If you are a Floridian, please understand that I don't think less of you as a person.
But...I don't want to be you.
It's nothing personal. It's me, not you.
It was awkward visiting Florida last week, being beseeched by family and friends to come back for two weeks, or a month, or a season, or forever, and smiling politely while thinking, "Not only no, but hell to the no."
As far as Orlando or Kissimmee, there's no question: Short of being kidnapped and held in chains (perhaps in the Medieval Times dinner theater), nothing could compel us to live there; not even our sons. Visit, yes; not live, not even for a month.
Fellow Traveler reconnected with one of her very best high school friends, who now lives with her husband in a retirement mobile home community in the cow-country interior. As much as we enjoyed that visit -- this lady and her husband are delightful, and real pistols -- we couldn't help but think, why? Why, of al the places on earth to live year-round, would they choose this place? Now, I'm sure many of our friends would ask the same thing of us. But it seemed that this particular community, ironically, was quite a bit like ours, only without any of the good things, plus venomous snakes and breath-sucking humidity.
Our big road trip of the week was an excursion to St. Augustine. I enjoyed St. Augustine a lot -- its historicity and artsy-ness with a dash of college-town, and its proximity to the water. It looked and felt like the Leelanau in the summertime, only with more pirates. But, as Fellow Traveler told our filial chaparones, "This is the only place in Florida I'd ever consider living, and only if the weather were like this [breezy and barely breaking 70 degrees] year-round." -- an observation met with nervous, defeat-conceding heh-hehs.
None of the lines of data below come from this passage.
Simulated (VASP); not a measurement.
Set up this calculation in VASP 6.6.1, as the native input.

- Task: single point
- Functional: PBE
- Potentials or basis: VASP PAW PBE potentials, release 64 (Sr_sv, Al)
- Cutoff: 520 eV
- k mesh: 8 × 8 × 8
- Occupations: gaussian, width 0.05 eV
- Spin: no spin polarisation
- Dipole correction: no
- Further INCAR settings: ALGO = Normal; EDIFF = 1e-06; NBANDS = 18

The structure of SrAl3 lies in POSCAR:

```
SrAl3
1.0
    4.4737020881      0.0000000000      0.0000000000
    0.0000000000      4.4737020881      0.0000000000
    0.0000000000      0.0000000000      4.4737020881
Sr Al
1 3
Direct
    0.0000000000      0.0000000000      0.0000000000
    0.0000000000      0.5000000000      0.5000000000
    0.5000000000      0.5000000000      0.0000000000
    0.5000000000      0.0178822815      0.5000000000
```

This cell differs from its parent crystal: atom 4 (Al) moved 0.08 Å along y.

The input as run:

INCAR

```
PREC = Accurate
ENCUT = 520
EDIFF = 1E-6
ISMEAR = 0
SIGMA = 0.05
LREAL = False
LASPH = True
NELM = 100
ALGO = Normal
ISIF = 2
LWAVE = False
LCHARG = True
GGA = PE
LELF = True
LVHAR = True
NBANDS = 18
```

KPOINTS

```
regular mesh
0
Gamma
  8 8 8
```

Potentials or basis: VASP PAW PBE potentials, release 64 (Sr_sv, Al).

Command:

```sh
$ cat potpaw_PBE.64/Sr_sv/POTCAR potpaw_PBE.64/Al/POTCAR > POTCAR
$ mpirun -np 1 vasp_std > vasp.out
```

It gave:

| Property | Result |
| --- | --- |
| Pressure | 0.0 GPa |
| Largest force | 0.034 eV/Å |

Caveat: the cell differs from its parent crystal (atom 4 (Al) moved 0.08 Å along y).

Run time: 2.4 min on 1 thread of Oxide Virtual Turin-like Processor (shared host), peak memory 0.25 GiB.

Of course, our kids think we're insane for enduring the single-digit weather we came home to. But we don't mind. It actually, and I can't believe I'm saying this, felt good to feel the cold wind hit my face as we walked out of the airport to the parking lot. The Upper Midwest is a pretty good place to live.
8 comments:
Is it that when you've lived in a cold climate all your life, you are so used to it that it doesn't bother you? I've lived all over the Sun Belt, but never north of it. I can't imagine having to cope with the snow and ice that you take for granted. An inch of snow--much less a real ice storm--does me in.
LC,
Having spent the last 4 years with the ELCA of UpstateNY, I have to laugh at your response to FL folks. I grew up in TX where women could not be ordained in TEC. I have spent my entire career out of TX. Now that I am about to retire, I am considering going back. It is positively scary to think about it, but I do think of myself as a missionary. Grin. My suggestion is DON'T BURN BRIDGES! You never know where God is going to call you next.
I have a hard time of even thinking that Lutherans can be southerners! The hardy Lutheran countenance I just can't see in +90 degree weather. Lutherans HAVE to wear wool or fleece!
Comment moderation word: colde----see! Even blogspot thinks that Lutherans wear fleeceolde!
I think we're all imprinted to one extent or another with our childhood experience of "home." It makes me wonder about the presumably happy wanderers who spend their lives globetrotting...do they ever get a longing for the landscapes and weather of their home base?
And again -- I can think of worse places on the planet to be exiled than St. Augustine. Just keep me well nourished with the local seafood and pepper sauce and let me have a garden, and I'm sure I could cope, even if I did keep dreaming about God's country up north.
I understand 100% - having moved from the Midwest to the desert of SE Arizona - we miss the cold and the snow, mostly the snow. And the culture too. So, we're moving back, soon.
The US is so darn big, its liike moving from one side of Europe to another, for us. And we wouldn't do that except on holiday. Well, some do, but they often come back when real old age sets in.
No place like home! (Maybe the ever-wandering type are looking for a place to call home?!)
I'm a Canadian, born and bred, probably at a similar latitude to you in Michigan (I grew up at the west end of Lake Ontario and now I'm on the north shore or Lake Erie).
I could handle Florida for the months of November, January, and February. I've been there in the summer and the spring and even some hot September/Octobers. It's too hot for me. The three or four weeks every summer of oppressive heat and humidity we get up here is plenty for me. I can handle our winters just fine but I'd be happy to give them up (except at Christmas time).
I've got 22 years to go before I reach retirement age and I'm looking forward to being a snowbird.
I have friends in California, Arizona and Florida who are constantly amazed that I would pick the U.S. Northeast or central Canada over those places. Part of it (particularly in the case of FLA and AZ) is the culture. I am not a red-state or deep South kind of guy. But a lot of it is the lifestyle.
In almost all my conversations with my Fort Lauderdale friends when I ask what they have been up to, the answer is a combo of beach, gym and work. That's it! For me, that would get old really fast.
Perhaps it is part of living in a less-hospitable climate that forces people to seek out cultural, theatre, museum and concert-type activities. And I just find that more interesting. I love the beach and love the outdoors, but I need more intellectually challenging activities and I need to live in a place that supports a vigourous art and culture scene.